Path: utzoo!utgpu!news-server.csri.toronto.edu!cs.utexas.edu!swrinde!zaphod.mps.ohio-state.edu!usc!snorkelwacker!paperboy!meissner
From: meissner@osf.org (Michael Meissner)
Newsgroups: comp.sys.m88k
Subject: Re: Fixed point multiply overflow detection
Message-ID: <MEISSNER.90Aug10151834@osf.osf.org>
Date: 10 Aug 90 19:18:34 GMT
References: <12425@encore.Encore.COM> <12439@encore.Encore.COM>
Sender: news@OSF.ORG
Organization: Open Software Foundation
Lines: 59
In-reply-to: jkenton@pinocchio.encore.com's message of 9 Aug 90 19:23:41 GMT

In article <12439@encore.Encore.COM> jkenton@pinocchio.encore.com
(Jeff Kenton) writes:

| From article <12425@encore.Encore.COM>, I wrote:
| > 
| > The hardware doesn't provide any direct way (as you've noticed).  Two choices
| > come to mind:
| > 
| > 	* use floating point (double precision for enough accuracy)
| > 	  and check the results.
| > 
| > 	* use ff1 instructions to find the magnitude of both operands
| > 	  to see if overflow can occur.
| > 
| 
| Two more things come to mind on this subject:
| 
| 	* If you use "ff1" instructions to see how big your arguments
| 	  are, you discover that there is an indeterminate case where
| 	  the answer is at least 2^31 but might be > 2^32.  You can't
| 	  tell for sure without doing as much work as the multiply.
| 
| 	* Depending on the details of your problem, there may be a
| 	  way to condition your values so that overflow can't occur.
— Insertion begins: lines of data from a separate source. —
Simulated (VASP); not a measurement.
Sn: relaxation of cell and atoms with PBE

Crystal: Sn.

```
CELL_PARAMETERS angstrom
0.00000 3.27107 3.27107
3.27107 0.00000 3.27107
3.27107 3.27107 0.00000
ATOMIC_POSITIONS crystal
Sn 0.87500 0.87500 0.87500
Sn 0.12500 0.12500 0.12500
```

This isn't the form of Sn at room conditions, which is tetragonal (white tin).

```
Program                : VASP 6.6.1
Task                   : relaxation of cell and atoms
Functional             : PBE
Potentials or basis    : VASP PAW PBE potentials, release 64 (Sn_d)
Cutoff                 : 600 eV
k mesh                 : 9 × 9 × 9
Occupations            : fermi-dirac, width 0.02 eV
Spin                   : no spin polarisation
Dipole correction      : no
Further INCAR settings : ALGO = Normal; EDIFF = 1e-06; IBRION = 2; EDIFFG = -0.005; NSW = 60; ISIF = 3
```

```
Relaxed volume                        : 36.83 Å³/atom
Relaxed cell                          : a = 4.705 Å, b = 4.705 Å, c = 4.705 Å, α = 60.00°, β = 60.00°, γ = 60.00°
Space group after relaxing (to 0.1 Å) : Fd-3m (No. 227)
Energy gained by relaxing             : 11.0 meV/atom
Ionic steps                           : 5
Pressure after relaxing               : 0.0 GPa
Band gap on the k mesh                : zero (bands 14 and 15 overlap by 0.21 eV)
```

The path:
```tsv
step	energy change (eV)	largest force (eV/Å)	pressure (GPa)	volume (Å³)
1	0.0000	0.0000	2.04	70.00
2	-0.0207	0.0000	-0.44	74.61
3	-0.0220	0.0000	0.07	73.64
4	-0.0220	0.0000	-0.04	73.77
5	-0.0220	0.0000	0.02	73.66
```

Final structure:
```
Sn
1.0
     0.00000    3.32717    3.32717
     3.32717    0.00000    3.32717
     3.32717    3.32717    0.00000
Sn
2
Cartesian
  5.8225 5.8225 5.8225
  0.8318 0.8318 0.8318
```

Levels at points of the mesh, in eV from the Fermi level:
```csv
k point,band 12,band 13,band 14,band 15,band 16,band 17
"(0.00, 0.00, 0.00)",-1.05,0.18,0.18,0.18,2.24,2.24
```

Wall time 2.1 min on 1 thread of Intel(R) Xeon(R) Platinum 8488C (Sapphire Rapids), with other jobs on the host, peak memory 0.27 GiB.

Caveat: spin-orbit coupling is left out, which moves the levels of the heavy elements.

Another thing that comes to mind is that the multiply on the 88k is
pipelined (unlike say the MIPS).  This means you can actually have 4
mulitplies going on at the same time.  Thus you could restructure the
problem to do 4 16 bit multiplies, and recombine the results.

It's been six months since I programmed on an 88k, but if you have x
in r2, and y in r3, an unsigned dmul would look like:

dmul:
	extu	r4,r2,16<16>		; top half of r2
	extu	r5,r2,16<0>		; bottom half of r2
	extu	r6,r3,16<16>		; top half of r3
	extu	r7,r3,16<0>		; bottom half of r3
	mul	r8,r4,r7		; calc middle bits#1
	mul	r9,r5,r6		; calc middle bits#2
	mul	r3,r5,r7		; calc bottom bits
	mul	r2,r4,r6		; calc top bits
					; wait for 2nd mul
	add	r10,r8,r9		; combine middle bits
	extu	r11,r10,16<16>		; bits to add to r2
	mak	r12,r10,16<16>		; bits to add to r3
	addu.co	r3,r3,r12		; add middle bits to lower
	br.n	r1			; return to caller
	addu.ci	r2,r2,r11		; add middle bits to upper + carry

Thus if r2 != 0, the result can't fit in an unsigned 32-bit int.  I
believe for signed dmul's the test would be extract bit 31 of r3 with
an ext instruction, and it should match r2 (ie, either 0 or -1).

--
Michael Meissner	email: meissner@osf.org		phone: 617-621-8861
Open Software Foundation, 11 Cambridge Center, Cambridge, MA, 02142

Do apple growers tell their kids money doesn't grow on bushes?